Even if we should be cautious in our tools of measurement, the act of measuring is definitely something found in much of our church functions. We keep rolls for attendance, record payments of tithes and offerings, we measure vital factors in the progress and performance of missionary work. The culture of measured performance can be found in many areas. My personal favorite comes from BYU Devotionals when they invariably read a curriculum vitae of the speaker and extol their accomplishments.

We cannot escape some worldly yardsticks as a measure of a man. Upon entering the workforce, men face performance reviews and will strive to achieve what is sought after by his superiors. There is hope in every man that they will perform at a level that will merit continued employment and, hopefully, increased wages.

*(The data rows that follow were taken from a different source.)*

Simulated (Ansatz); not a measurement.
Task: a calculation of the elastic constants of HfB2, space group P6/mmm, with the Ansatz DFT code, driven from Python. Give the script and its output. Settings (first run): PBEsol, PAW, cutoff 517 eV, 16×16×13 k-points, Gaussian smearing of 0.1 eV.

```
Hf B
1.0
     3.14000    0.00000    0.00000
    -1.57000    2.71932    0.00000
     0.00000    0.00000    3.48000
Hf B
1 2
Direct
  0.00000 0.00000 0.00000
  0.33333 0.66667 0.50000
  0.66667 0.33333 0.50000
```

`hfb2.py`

In our difficult economy, I have known many who have lost their jobs and I have seen how it devastates them.  It's not just the economic stress they feel, it's their loss of self worth that really kills them. Providing for the family is what they are supposed to do; it defines them. The loss of that ability cuts to the core of how they define themselves. I know one devout Mormon who, after losing his job decided to stop going to the temple. He went nearly every week prior to losing his job. He simply felt unworthy to attend having now been rendered unable to provide for his family for many months.

It seems silly to me as I state it, but would I feel any different upon the loss of my job, especially with a verse like 1 Timothy 5:8 hovering over me? It is a struggle because the principal tool by which men measure themselves has been taken away. They can’t even be counted worthy of measure.

It's easy to say at we need to be cautious of this; but so long as we value measurements, we will seek them and many will come from worldly standards.

There is no doubt that the working woman is equally interested in success in these same areas. And uses the same form of measurement and if it lost would feel the same sense of despair. So if both men and women rely on this, what happens to the person whose work does not come with the capacity for measurement.

There is a common belief that the benefits of motherhood are immeasurable. This means that what motherhood does for the child, the father, the family, and all of society is beyond anything that we can comprehend. We can't begin to measure it's greatness. I fully agree with this. But in this greatness a challenge exists. If a woman chooses a life of full time motherhood, how can she measure her own worth? How should she measure it? What tools of measurement are to be found?

Is it in the choices of the children? This is difficult where free agency is a factor. Is it in the clean home or the home-cooked meal? What is the measure of a woman dedicated to serving her family?

This is the first question I found in the letter from my reader friend. After she details her achievements prior to motherhood, which were many, she details her life as a mother, cooking, cleaning, nurturing and so on. The challenge presented is not the disbelief that these are the right thing to do, but in the disbelief that there is any measurable achievement in for these.

Next, she compares her life to my life as a working professional. I could go into my Priesthood meeting and say to myself "I am the best in my profession of all in this room" and likely be right. Can she do the same? Can she walk into a room of full time mothers at Relief Society and say, "I am the best mom in this group" and be equally confident? Perhaps she shouldn't even do so. But then what is the unit of measurement?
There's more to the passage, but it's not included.